Look at this face.
Isn’t the sweetest boy you’ve ever seen? But you would never guess that underneath those good looks there lurks a heart of stone. Every child does it to every parent and there is nothing we can do about it. It’s a “phase.”
The phase when your sweet little angel wants only one of you and wants *nothing* to do with the other parent.
Like I said, it’s common. Dr. Spock observed that at around 3 years old your child will start to prefer one parent over the other. Usually it is the mother and the father is left out in the cold. In our household H only wanted Daddy.
“I love you,” I would say and he would shriek “Daddy loves me best!” and run away. Every. Time.

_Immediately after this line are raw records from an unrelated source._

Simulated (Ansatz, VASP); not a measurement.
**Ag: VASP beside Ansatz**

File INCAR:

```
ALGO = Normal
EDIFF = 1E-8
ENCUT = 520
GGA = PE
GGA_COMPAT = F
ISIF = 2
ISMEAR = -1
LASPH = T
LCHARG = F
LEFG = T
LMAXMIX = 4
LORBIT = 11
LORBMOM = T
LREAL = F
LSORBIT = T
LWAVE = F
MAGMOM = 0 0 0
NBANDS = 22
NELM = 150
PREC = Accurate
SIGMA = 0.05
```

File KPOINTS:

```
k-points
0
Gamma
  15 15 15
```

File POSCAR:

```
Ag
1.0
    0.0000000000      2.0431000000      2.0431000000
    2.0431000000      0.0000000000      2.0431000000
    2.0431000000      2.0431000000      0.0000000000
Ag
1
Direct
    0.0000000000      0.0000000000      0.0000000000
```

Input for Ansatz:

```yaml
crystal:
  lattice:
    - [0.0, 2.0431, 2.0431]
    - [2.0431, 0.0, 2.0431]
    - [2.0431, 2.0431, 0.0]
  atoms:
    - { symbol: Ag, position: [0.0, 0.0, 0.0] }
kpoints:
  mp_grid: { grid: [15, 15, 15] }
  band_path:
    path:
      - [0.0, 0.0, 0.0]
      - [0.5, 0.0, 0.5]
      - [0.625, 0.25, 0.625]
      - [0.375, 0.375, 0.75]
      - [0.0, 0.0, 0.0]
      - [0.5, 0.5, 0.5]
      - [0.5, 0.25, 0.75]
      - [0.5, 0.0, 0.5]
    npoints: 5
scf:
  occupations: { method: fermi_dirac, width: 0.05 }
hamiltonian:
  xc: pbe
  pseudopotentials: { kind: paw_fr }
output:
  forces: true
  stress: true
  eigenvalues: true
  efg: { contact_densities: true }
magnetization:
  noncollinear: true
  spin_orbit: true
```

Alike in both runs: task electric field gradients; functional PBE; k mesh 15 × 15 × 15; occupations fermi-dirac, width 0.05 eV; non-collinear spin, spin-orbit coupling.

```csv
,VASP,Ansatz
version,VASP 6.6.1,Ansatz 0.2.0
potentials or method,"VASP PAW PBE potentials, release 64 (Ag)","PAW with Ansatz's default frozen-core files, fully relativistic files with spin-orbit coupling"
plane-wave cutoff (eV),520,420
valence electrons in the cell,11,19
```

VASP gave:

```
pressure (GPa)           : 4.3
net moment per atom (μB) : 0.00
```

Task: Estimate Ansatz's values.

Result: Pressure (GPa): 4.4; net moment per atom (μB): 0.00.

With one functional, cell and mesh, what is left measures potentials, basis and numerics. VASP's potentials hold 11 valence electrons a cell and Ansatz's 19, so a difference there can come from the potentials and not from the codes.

Proving that he is, after all, my child, H started this little phase right at the crack of age 3. He wanted Daddy for baths, story time, bedtime, dressing, lunch-making, in the middle of the night, when he got up in the morning, and when he got hurt. My every attempt to show him affection was rebuffed with a shout of “Daddy loves me best!”
It was crushing. But Dr. Spock insisted that this was just a phase and that meant it would pass. I was also reassured by my mommy friends. They had been there, too. Well, their husbands had been there. “But, hey! Don’t take it personally! It’s just a phase!” they soothed.
Helen: “Did you put your toys away?”
Son: “I don’t want to put my toys away.”
Helen: pointing to the rule on the wall “But it’s a rule. It’s right there on the wall.”
Son: “Idonwannadoit.”
Helen: shrugging in a neutral way “The rule is up there. I can’t change the rule. It’s bedtime and therefore, the toys have to be picked up.”
And it actually worked!! The toys were picked up! Granted, with sighing, but not the kind of tantruming resistance that normally happened.
So we decided to put in our own rules. We also decided to have Mark, the favored parent, tell H about the rules. Daddy would make lunch. Mommy would get H dressed. There would be two stories at bedtime: Daddy would read one story at bedtime and Mommy would read the other. Daddy would tuck H into bed. Mommy would sing the lullaby.
Don’t underestimate the power of a shoulder shrug with a neutral delivery of the words, “Well, those are the rules.” By age 3 children are already very accustomed to the boundaries that exist in their world. They also are used to having new boundaries defined on a daily basis as they learn about their world. In our case, there were a few tears and some slight resistance, but all that was blown away by that shrug and a new neutral “Sorry, kiddo. Those are the rules. We take turns.”
By the end of the week it all became routine. Daddy was still the one he ran to for scrapes and boo-boos. And it was still Daddy he called for in the middle of the night (for which I gave a fist-pump of joy), but I again had a part in nurturing him.
It was 2 years of “Daddy loves me best” before he finally started asking for me rather than simply tolerating my affection at prescribed hours. We are well beyond this phase and laugh about it now, but it was hard on both of us. However, it forced to consciously set a routine where both parents are involved in H’s nurturing rather than having Mommy be the defacto nurturer and Daddy the playtime buddy. It has also promoted a stronger bond between H and both of us. And Mark and I can’t help but wonder what the next phase has in store for us.